LibreNMS can also integrate Smokeping if you want Smokeping-style graphs
showing standard deviation, etc.

Currently I am running LibreNMS on a VM on a Proxmox cluser with a
couple of cores.  It is probing 385 devices every 5 minutes and keeping
up with that.  In polling, SNMP is the real time and CPU hog where ping
is pretty low impact.

Tim

On 12/15/18 9:37 AM, Baldur Norddahl wrote:
> You could configure BFD to send out a SNMP alert when three packets have
> been missed on a 50 ms cycle. Or instantly if the interface charges
> state to down. This way you would know that they are down within 150 ms.
> 
> BFD is the hardware solution. A Linux box that has to ping 1000
> addresses per second will be very taxed and likely unable to do that in
> a stable way. You will have seconds where it fails to do them all
> followed by seconds where it attempts to do them more than once. The
> result is that the statistics gathered is worthless. If you do something
> like this, it is much better to have a less ambitious 1 minute cycle.
> 
> Take a look at Smokeping. If you want a graph to show the quality of the
> line, Smokeping makes some very good graphs for that. 
> 
> Regards 
> Baldur 
> 
> 15. dec. 2018 16.49 skrev "Colton Conor"  >:
> 
> How much compute and network resources does it take for a NMS to:
> 
> 1. ICMP ping a device every second
> 2. Record these results.
> 3. Report an alarm after so many seconds of missed pings. 
> 
> We are looking for a system to in near real-time monitor if an end
> customers router is up or down. SNMP I assume would be too resource
> intensive, so ICMP pings seem like the only logical solution.
> 
> The question is once a second pings too polling on an NMS and a
> consumer grade router? Does it take much network bandwidth and CPU
> resources from both the NMS and CPE side?
> 
> Lets say this is for a 1,000 customer ISP.
> 
> 
> 


Re: Pinging a Device Every Second

2018-12-15 Thread Mark Tinka



On 15/Dec/18 19:37, Baldur Norddahl wrote:


>
>
> BFD is the hardware solution.

Don't remind me that Juniper currently don't support BFD in hardware for
IS-IS- or OSPFv3-signaled IPv6 routing :-(.

Mark.


Re: Pinging a Device Every Second

2018-12-15 Thread Baldur Norddahl
You could configure BFD to send out a SNMP alert when three packets have
been missed on a 50 ms cycle. Or instantly if the interface charges state
to down. This way you would know that they are down within 150 ms.

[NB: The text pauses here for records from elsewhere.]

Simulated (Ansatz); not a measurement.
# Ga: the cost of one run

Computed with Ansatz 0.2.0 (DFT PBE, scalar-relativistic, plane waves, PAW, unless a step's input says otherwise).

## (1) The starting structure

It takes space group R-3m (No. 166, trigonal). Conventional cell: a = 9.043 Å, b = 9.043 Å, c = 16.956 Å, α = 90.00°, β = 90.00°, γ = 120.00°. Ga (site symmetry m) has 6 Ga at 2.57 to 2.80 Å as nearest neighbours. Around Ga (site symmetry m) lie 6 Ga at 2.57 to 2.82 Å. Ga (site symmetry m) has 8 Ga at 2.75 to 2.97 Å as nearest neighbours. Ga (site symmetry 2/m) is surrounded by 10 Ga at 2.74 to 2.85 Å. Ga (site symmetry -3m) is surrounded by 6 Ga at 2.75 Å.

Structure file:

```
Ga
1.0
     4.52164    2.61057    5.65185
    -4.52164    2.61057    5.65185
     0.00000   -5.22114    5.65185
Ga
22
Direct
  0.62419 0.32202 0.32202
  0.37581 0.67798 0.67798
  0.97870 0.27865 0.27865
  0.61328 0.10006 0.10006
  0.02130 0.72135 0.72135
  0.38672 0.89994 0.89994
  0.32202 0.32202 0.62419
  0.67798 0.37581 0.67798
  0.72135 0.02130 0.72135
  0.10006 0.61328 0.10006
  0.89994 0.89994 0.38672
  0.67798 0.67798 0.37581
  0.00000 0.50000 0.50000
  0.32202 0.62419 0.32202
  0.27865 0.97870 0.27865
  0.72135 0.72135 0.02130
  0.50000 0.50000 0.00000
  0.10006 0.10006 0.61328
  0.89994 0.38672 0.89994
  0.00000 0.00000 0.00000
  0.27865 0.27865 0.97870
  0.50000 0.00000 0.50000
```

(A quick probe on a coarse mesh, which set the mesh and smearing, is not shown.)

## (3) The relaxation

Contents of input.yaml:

BFD is the hardware solution. A Linux box that has to ping 1000 addresses
per second will be very taxed and likely unable to do that in a stable way.
You will have seconds where it fails to do them all followed by seconds
where it attempts to do them more than once. The result is that the
statistics gathered is worthless. If you do something like this, it is much
better to have a less ambitious 1 minute cycle.

Take a look at Smokeping. If you want a graph to show the quality of the
line, Smokeping makes some very good graphs for that.

Regards
Baldur

15. dec. 2018 16.49 skrev "Colton Conor" :

How much compute and network resources does it take for a NMS to:

1. ICMP ping a device every second
2. Record these results.
3. Report an alarm after so many seconds of missed pings.

We are looking for a system to in near real-time monitor if an end
customers router is up or down. SNMP I assume would be too resource
intensive, so ICMP pings seem like the only logical solution.

The question is once a second pings too polling on an NMS and a consumer
grade router? Does it take much network bandwidth and CPU resources from
both the NMS and CPE side?

Lets say this is for a 1,000 customer ISP.


Re: Pinging a Device Every Second

2018-12-15 Thread Stephen Satchell
On 12/15/18 7:48 AM, Colton Conor wrote:
> How much compute and network resources does it take for a NMS to:
> 
> 1. ICMP ping a device every second
> 2. Record these results.
> 3. Report an alarm after so many seconds of missed pings.
> 
> We are looking for a system to in near real-time monitor if an end
> customers router is up or down. SNMP I assume would be too resource
> intensive, so ICMP pings seem like the only logical solution.
> 
> The question is once a second pings too polling on an NMS and a consumer
> grade router? Does it take much network bandwidth and CPU resources from
> both the NMS and CPE side?
> 
> Lets say this is for a 1,000 customer ISP.

What problem are you trying to solve, exactly?  That more than anything
will dictate what you do.

Short answer: about 1500 bits of bandwidth, and the CPU loading on the
remote device is almost invisible.  Remember the only real difference
between ping and SNMP monitoring (UDP) is the organization of the bits
in the packet and the protocol number in the IP header.  It's still one
packet pair exchanged, unless you get really ambitious with your SNMP
OID list.

When I was in a medium-sized hosting company, I developed an SNMP-based
monitoring system that would query a number of load parameters (CPU,
disk, network, overall) on a once a minute schedule, and would keep
history for hours on the monitoring server.  The boss fretted about the
load such monitoring would impose.  He never saw any.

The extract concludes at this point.